A proud participant in the Yellow Ribbon GI Bill Program, Widener Law is committed to providing a positive learning environment to the dedicated service members of the United States armed forces. The Yellow Ribbon series highlights the students, faculty, and programs that connect the Widener Law community with the brave veterans who have served their country so admirably.
“I love Widener, and I loved my time here,” said Captain William Obringer ‘05 of the Army JAG Crops on his return to Widener Law’s Wilmington campus. “I wanted to be able to share my experiences as a lawyer in Iraq with the students here.”

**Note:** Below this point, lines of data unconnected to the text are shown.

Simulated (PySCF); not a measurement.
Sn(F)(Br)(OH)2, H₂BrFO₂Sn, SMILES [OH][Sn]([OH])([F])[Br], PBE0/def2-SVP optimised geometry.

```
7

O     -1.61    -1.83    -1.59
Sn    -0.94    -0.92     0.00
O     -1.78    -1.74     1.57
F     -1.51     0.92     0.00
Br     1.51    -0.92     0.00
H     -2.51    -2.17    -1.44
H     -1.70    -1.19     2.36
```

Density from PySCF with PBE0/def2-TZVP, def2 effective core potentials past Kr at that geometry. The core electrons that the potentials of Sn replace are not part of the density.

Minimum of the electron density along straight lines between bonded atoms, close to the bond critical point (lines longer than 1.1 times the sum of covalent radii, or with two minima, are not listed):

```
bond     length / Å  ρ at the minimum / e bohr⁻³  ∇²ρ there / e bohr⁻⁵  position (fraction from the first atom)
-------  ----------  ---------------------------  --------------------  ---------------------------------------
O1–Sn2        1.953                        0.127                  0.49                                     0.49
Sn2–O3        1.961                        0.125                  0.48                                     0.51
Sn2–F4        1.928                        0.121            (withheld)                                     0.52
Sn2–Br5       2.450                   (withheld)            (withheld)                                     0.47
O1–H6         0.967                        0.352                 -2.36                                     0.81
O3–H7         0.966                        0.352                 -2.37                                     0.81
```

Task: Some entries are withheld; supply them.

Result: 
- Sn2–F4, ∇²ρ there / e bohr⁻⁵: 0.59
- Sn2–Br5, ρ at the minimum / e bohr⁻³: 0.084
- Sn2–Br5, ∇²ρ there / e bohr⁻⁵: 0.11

Deployed to Iraq in November 2007, Captain Obringer served as an Operational Law Attorney for the 4th Infantry Division and Multi-National Division-Baghdad or MND-B until he returned to the United States in February of 2009. The Operational Law division of MND-B supported over 40,000 soldiers, sailors, airmen, and marines, advising the command staff of 4th Infantry Division on International Law, the Law of Armed Conflict, Rules of Engagement, Detention Operations, ethical responsibilities, Escalation of Force, and the Iraqi reconstruction. In September of 2008, he became Chief of Operational Law for MND-B supervising several attorneys who dealt with such important issues as the transition from lethal targeting combat operations to warrant-based targeting under Iraqi law and the implementation of the Status of Forces agreement with Iraq.
Describing his deployment as “more rewarding” than he imagined, Captain Obringer noted that Baghdad is “becoming a vibrant city despite 30 years of war and mismanagement. You could see signs of hope.” Discussing the path forward for Iraq, he said, “The rule of law needs to be strengthened in Iraq. That’s what the U.S State Department and the military will be focusing on.”
Captain Obringer talked to students about his experiences as an attorney deployed overseas and the legal questions posed to him about International Law and the Law of Armed Conflict. He noted that the most frequent questions he received while deployed were “about the Rules of Engagement, detainees, and psychological operations.”
Of his experiences as a member of the JAG Corps, Captain Obringer says, “It’s not like being a civilian lawyer at all. Flexibility is the key. You get to try different areas of the law and you get to see parts of the country and the world that you wouldn’t otherwise. I feel very lucky.”
Captain Obringer was awarded a Bronze Star for his actions in a forward deployed environment. The entire Widener Law community wishes him well in his next Army deployment this time in Alaska where he will now be trying cases.